Timeshares got their start in the late 1970s. This was when drunk people in leisure suits thought becoming a 1/52nd owner of a condo was a great idea – maybe even a significant “investment!”

Timeshares, it turns out, are a freaking rip-off. Nothing more than another money-making scam for investors and developers who are now long gone. Can you say Charles Keating?

Google “timeshare resale,” and you’ll see that people are giving them away today. I know individuals who bought one for literally 1 dollar.

Why do these timeshares suck so bad that people are giving them away?

  • Annual fees – you could get a decent hotel room for the equivalent of the yearly “maintenance” fee. Better yet, this is without the strings of a fixed place and time.
  • Self-serve administration – you need an enigma machine to decipher the rules for “keeping your week” or “converting your points.” You best be savvy. Otherwise, you’ll “losing your time” will be all you’ll get for your costly maintenance fees!
  • Nickel and Dime-ing– welcome to the world of the “reservation fee,” “split-week fee,” “transfer fee,” and “cancellation fee” all incurred when using the website!

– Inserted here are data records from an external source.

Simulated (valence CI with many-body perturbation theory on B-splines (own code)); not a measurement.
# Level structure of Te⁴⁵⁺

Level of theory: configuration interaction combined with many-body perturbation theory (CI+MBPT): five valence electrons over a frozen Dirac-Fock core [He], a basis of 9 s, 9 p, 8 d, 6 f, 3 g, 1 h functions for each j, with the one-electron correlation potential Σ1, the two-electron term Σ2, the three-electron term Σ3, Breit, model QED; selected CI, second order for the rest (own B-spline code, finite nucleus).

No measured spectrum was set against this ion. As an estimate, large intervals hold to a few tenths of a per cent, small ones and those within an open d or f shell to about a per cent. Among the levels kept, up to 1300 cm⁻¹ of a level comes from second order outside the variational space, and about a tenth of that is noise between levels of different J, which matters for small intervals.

Most of these timeshares were sold using the most high-pressure tactics around. A  “free” weekend at a “resort” turned into a 4+ hour sales pitch that would make used-car salespeople blush. Appeals like “isn’t your family worth $50 a week (over ten years) to guarantee you’ll spend time together?”

Insulting. Only a jackass could say such a thing with a straight face.

Oh, and while you are googling “timeshare resale,” go ahead and put in “timeshare litigation,” and you’ll find 285,000 results.

A great moment in jackass history was the invention of the timeshare!